Social Security Disability Insurance (SSDI) is one of the largest of several federal programs of the United States government that provides assistance to people with disabilities. It is often confused with Supplemental Security Income (SSI). Though both the programs are administered by the Social Security Administration and are meant for persons with disabilities, they are different in many ways. This article provides you details about Social Security Disability Insurance (SSDI).
What is SSDI Program?
The SSDI Program pays disability benefits to an insured person and certain family members. Being ‘insured’ in the SSDI program means that the individual has worked long enough (before becoming disabled), recently enough and has paid Social Security taxes on their earnings.
This clearly means that you are not eligible for SSDI benefits if you were not employed for a specified time period before acquiring a disability. Social Security Administration calculates Social Security Credits based on the earnings of a person to determine their earning eligibility for SSDI benefits.
SEE ALSO: How to Apply for SSDI
In general, the benefits are paid on monthly basis to individuals (and certain family members) who are unable to work for a year or more due to a disability or the disability results in death.
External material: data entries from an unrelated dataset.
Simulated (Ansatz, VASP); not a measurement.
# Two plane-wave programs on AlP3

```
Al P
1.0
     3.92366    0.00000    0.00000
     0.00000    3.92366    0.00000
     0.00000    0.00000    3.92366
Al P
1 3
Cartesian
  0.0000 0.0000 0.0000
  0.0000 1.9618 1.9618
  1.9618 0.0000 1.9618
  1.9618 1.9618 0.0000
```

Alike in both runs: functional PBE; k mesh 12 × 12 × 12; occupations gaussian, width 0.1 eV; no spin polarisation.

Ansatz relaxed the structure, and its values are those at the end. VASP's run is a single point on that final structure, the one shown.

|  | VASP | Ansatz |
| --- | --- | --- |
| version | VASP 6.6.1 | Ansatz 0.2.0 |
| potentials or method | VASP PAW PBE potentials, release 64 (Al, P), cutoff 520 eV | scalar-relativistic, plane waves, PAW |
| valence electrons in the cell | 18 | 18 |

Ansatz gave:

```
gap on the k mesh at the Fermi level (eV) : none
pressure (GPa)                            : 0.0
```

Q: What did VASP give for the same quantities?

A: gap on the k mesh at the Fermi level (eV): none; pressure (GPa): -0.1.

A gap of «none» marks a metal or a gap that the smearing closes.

The payment under SSDI continues until the beneficiary is able to work again on a regular basis. There are some special rules called ‘work incentives’ to provide continued disability benefits and health coverage to help the beneficiary in a smooth transition back to work.
How do You Earn Social Security Credit?
Social Security Credits are based on the earning of an individual either through wages or through self-employment income. Since 1978, an individual can earn a maximum of four Social Security Credits in a year. The amount of earnings required for gaining credits is revised every year. Typically, the amount of earning required for credits slightly increases every year as it is based on the average earning level.
In 2021, for example, individuals will receive one Social Security Credit for every $1,470 of earnings.
Social Security Credits are based on total wages or self-employment income for the year. Thus, a person may require an entire year to earn four credits or may even earn the four credits in much lesser time. The income earned over and above the amount for four credits in a year has no significance in the credit calculation.
It must be noted that the number of Social Security Credits is calculated only for determining whether a person is eligible or not for Social Security Benefits. It does not affect the amount of benefit a person will receive. While one cannot be eligible without earning the minimum required credit, earning more than the minimum required credit has no extra benefit for an SSDI applicant.
[Bonus Info: Monthly payment of your SSDI benefit is calculated on the average of your earnings over your working years, not on social security credits.]
Work and Earning Requirements for being Eligible to Receive SSDI Benefits
As mentioned earlier, you need to be employed for a certain period before acquiring a disability to be eligible for SSDI benefits. You need to earn a specified number of Social Security Credits to fulfill the earning criteria.
In general, you need to fulfill two earning criteria aka ‘work test’ –
- Recent Work Test based on the age of acquiring a disability
- Duration Work Test to ascertain you have worked ‘long enough’
Calculation of both the ‘Work Tests’ are done based on Calendar Quarters
- First Quarter – 1st January to 31st March
- Second Quarter – 1st April to 30th June
- Third Quarter – 1st July to 30th September
- Fourth Quarter – 1st October to 31st December
Recent Work Test
The number of Social Security Credits required to meet the Recent Work Test depends on age. It is calculated as given in the following table.
|If someone becomes disabled||Minimum required work credit|
|In or before the quarter of turning 24
E.g. If Mr. X acquires a disability on 20th May 2021 (first quarter) and he would be turning 24 on 5th April 2021 (second quarter), he became disabled a quarter before turning 24.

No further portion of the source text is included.